Ordained in 1988, Eger first served as rabbi of Beth Chayim Chadashim in Los Angeles, the world’s first gay and lesbian synagogue recognized by Reform Judaism. In 1992, she founded Congregation Kol Ami, a synagogue that serves both gay and non-gay Jews in West Hollywood.
As the issue of Prop 8 heated up, Eger denounced the ballot measure at news conferences, called on fellow rabbis to join the cause and performed dozens of weddings for gay and lesbian couples. She even officiated at the first legal wedding in Los Angeles County between two women, activist Robin Tyler and Diane Olson, on June 16, 2008.
Following the passage of Prop 8 Eger worked with LAPD and Sheriff’s Department to organize and keep the peace with protest marchers in the streets of Los Angeles.

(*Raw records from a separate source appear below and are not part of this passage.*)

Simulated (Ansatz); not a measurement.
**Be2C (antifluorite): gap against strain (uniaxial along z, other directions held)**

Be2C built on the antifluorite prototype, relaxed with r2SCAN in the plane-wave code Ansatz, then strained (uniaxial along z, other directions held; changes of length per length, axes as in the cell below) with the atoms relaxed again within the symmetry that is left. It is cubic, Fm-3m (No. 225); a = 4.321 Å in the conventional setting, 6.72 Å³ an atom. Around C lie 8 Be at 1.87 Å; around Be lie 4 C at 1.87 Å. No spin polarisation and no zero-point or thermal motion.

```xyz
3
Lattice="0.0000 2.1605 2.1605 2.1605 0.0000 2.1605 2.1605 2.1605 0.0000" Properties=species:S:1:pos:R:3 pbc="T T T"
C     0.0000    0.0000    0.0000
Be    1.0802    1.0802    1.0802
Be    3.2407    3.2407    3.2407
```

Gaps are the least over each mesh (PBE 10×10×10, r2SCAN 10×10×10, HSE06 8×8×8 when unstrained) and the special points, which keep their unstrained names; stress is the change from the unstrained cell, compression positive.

She chaired a spirituality advisory committee for AIDS Project Los Angeles and co-chaired the Gay and Lesbian Rabbinic Network. She also was founding president of the Lesbian, Gay & Bisexual Interfaith Clergy Association and campaigned against Proposition 22, the successful 2000 voter initiative that defined marriage as being only between a man and a woman.
In 2008, Christopher Street West, the non-profit group that stages the annual LA Pride Festival, awarded her the Morris Kight Lifetime Achievement Award.